Improve your Workday: Benefits & Strategies for Taking Breaks

Taking breaks is proven to improve our overall wellbeing and mental health.

It’s nearly March 2024 and the pressures of the last few months of winter start to pile up and become undeniably real. In this blog, we delve into the importance of breaks for overall employee well-being and shed light on their role in preventing burnout and decision fatigue.

In a 2011 study by the University of Illinois, researchers found that taking brief breaks from our tasks helps our brains stay focused for longer periods, and enhances overall performance. Yet, the responsibility doesn’t solely rest on employees to remember to take breaks. Employers, too, bear the onus of understanding the profound impact that prolonged uninterrupted work can have on both mental and physical health.

The Science of Breaks

To this end, employers must actively cultivate an environment that not only values but also supports regular breaks. This involves ingraining a culture within the company that actively encourages and removes barriers hindering employees from taking breaks.
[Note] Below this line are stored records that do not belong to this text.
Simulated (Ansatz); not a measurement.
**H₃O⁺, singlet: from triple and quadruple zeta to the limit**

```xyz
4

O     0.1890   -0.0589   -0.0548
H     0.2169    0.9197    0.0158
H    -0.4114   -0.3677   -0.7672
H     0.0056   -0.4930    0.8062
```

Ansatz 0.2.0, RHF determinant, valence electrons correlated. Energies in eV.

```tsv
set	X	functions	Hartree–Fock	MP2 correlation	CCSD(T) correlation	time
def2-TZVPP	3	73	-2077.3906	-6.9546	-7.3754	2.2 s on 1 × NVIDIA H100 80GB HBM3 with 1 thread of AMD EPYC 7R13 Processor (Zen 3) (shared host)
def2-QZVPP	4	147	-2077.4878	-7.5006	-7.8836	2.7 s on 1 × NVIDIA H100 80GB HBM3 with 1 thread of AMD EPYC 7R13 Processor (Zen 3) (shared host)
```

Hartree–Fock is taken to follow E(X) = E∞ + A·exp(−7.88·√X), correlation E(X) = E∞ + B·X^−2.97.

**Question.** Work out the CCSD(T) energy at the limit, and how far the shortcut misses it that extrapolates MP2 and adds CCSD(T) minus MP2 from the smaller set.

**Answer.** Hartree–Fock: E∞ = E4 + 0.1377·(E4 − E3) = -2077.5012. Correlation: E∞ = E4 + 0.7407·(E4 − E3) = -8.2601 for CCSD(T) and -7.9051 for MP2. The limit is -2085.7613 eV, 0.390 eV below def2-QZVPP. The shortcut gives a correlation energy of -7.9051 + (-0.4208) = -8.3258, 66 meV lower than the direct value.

But taking breaks can be easier said than done.

Navigating Break Barriers

Gone are the days when taking breaks was frowned upon. We now recognise breaks as integral components of a healthy work routine, a sentiment reinforced by our recent LinkedIn poll:

One might then wonder why people would choose to skip a paid break, but there are several reasons behind this. Despite the scientific evidence supporting the importance of breaks, barriers such as guilt and the apprehension of falling behind prevail.

Exploring generational gaps, we can also wonder if younger individuals, like Gen Z, excel in self-care and mental well-being due to their unique work outlook. Are they better at finding a balance? Interestingly, a recent article by Forbes seems to indicate that while they are the most likely to block time off on their calendar for lunch breaks, they’re also the most likely to skip it.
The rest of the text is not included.